Ethanol receives at least six times the subsidy per delivered BTU that domestic oil does, even though their energy security benefits per gallon are identical.
The US corn ethanol industry doesn’t need to grow further, because it is already within striking distance of the target set by the government, which also appears to represent the maximum prudent level of output for a fuel source that makes such heavy use of water and fossil energy sources in its production, and that ultimately competes with the consumption of corn as food or feed, here and abroad.

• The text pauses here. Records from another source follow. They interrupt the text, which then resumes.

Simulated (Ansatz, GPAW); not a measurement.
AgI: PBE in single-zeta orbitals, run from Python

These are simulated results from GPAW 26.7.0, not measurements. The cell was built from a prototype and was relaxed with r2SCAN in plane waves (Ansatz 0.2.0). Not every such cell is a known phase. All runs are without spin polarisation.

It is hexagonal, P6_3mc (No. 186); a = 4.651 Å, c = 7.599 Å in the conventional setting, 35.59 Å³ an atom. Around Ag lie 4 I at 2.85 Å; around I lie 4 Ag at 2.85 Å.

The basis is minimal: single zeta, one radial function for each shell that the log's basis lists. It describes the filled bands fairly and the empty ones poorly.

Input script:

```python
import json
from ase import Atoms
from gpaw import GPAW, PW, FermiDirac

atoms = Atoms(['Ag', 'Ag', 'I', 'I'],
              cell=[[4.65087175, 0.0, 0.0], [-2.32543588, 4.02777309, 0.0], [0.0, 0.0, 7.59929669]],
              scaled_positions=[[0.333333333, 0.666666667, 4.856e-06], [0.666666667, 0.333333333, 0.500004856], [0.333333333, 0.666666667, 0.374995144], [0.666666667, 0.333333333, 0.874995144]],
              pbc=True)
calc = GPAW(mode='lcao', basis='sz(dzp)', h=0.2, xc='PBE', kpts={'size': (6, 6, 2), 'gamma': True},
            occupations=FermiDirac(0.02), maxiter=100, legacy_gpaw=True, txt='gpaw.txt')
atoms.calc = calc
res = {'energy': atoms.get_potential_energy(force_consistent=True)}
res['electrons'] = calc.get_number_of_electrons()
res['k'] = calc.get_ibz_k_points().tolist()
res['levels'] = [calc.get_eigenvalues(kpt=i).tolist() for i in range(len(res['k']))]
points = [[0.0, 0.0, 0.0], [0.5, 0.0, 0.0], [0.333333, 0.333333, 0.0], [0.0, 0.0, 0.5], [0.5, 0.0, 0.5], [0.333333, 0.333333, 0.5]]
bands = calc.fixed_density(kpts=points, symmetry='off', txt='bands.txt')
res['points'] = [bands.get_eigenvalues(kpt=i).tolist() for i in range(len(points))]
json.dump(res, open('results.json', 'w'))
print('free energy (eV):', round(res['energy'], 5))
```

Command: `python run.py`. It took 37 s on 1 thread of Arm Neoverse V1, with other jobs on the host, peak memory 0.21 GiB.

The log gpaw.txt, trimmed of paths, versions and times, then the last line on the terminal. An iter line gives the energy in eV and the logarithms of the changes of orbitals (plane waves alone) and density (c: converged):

The GAO report estimates the cost to the Treasury of the ethanol blenders’ credit at $4 billion last year, growing to $6.75 billion by 2015, if not sooner. Although at a time of trillion-dollar deficits that may look no more significant than a rounding error in the government’s books, continuing this outdated and unnecessary incentive sends a bad message to the developers of other, less mature alternative energy sources. It tells them that they don’t need to worry so much about making their technologies competitive with conventional energy, because the government is likely to subsidize them until the end of time–or until the Treasury runs out of money, a date that will surely arrive faster, the more unnecessary subsidies it hands out.
After having been extended by last year’s Farm Bill, the present Volumetric Ethanol Excise Tax Credit and the tariff on imported ethanol that mirrors it are due to expire at the end of next year.
After 30 years of assistance–spanning my entire career in energy–it’s time to find out whether this industry can either survive and compete on its own.